A new survey finds that the most satisfied teachers work at colleges where teaching is central — and well rewarded
chalkboard that says unhappy with "un" crossed out

Short of waving the magic wand that would reduce teaching load — a step that most institutions can’t feasibly take — how can colleges make teaching a satisfying, positive aspect of the faculty experience, rather than a burdensome and unrewarding obligation?

They can begin by taking steps to make teaching a central and publicly celebrated part of their mission and their campus culture, according to a white paper published by the Collaborative on Academic Careers in Higher Education (COACHE) at the Harvard Graduate School of Education.

As part of its “Benchmark Best Practices” series, COACHE surveyed faculty at its member institutions — more than 200 colleges and universities across the United States — about their satisfaction with the amount of time they spent on teaching, the number and level of courses they teach, and how the teaching workload is distributed, among other questions.

COACHE found that institutions with the greatest concentration of happy teachers were those that clearly communicated expectations for teaching from the earliest moments of a faculty member’s affiliation. They consistently supported faculty in their pedagogical development, and they rewarded them for excellence.

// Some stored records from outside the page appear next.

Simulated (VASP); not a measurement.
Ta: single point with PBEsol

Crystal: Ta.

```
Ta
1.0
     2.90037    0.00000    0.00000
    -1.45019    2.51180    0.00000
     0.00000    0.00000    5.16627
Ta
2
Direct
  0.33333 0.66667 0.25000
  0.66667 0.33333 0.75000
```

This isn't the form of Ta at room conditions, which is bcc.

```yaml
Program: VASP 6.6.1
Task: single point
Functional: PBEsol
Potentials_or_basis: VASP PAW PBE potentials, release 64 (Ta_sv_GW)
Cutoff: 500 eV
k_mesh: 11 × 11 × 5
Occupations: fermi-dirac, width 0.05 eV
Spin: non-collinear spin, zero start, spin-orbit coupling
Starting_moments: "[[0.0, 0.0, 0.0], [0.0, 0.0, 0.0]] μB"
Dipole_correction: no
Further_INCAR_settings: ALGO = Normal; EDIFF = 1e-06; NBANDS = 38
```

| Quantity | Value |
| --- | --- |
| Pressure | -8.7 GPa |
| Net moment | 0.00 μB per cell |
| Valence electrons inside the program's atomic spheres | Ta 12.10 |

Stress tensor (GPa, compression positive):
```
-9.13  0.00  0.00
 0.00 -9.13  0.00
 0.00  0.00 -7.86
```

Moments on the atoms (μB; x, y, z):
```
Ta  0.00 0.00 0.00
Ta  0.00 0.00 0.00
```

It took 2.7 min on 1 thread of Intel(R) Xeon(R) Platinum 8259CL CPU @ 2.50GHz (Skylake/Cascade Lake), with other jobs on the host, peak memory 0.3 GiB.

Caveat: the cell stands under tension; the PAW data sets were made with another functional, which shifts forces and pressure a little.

For institutions seeking to improve the teaching climate on their own campuses  and to bolster the effectiveness of their teachers — the report offers the following recommendations:

  • Recruit faculty who identify as strong teachers. Hire faculty with the explicit aim that they will become outstanding teachers.
  • Take steps to ensure that faculty perceive that expectations for teaching are manageable and just. Support them in striking the balance between expectations and available time.
  • Allow for autonomy in course selection, planning, and content, so that faculty interests can be fully engaged. 
  • Support faculty in improving their classroom skills by providing ongoing development opportunities.
  • Celebrate the primacy of teaching. Effective institutions offer significant grants for pedagogical development and innovation, and they hold well-publicized ceremonies to honor superb teaching, often enhancing the prestige of these ceremonies with a meaningful award.

In addition to offering general advice, the white paper cites specific examples from the College of the Holy Cross, Hamilton College, Hobart and William Smith Colleges, Kenyon College, Middlebury College, Stonehill College, and the University of North Carolina at Chapel Hill.

“At COACHE, we challenge academic leaders to seek inspiration and support beyond their ‘near peers,’” says Kiernan Mathews, director and principal investigator of COACHE. “So research universities are learning — and applying — from their liberal arts college partners in our project.”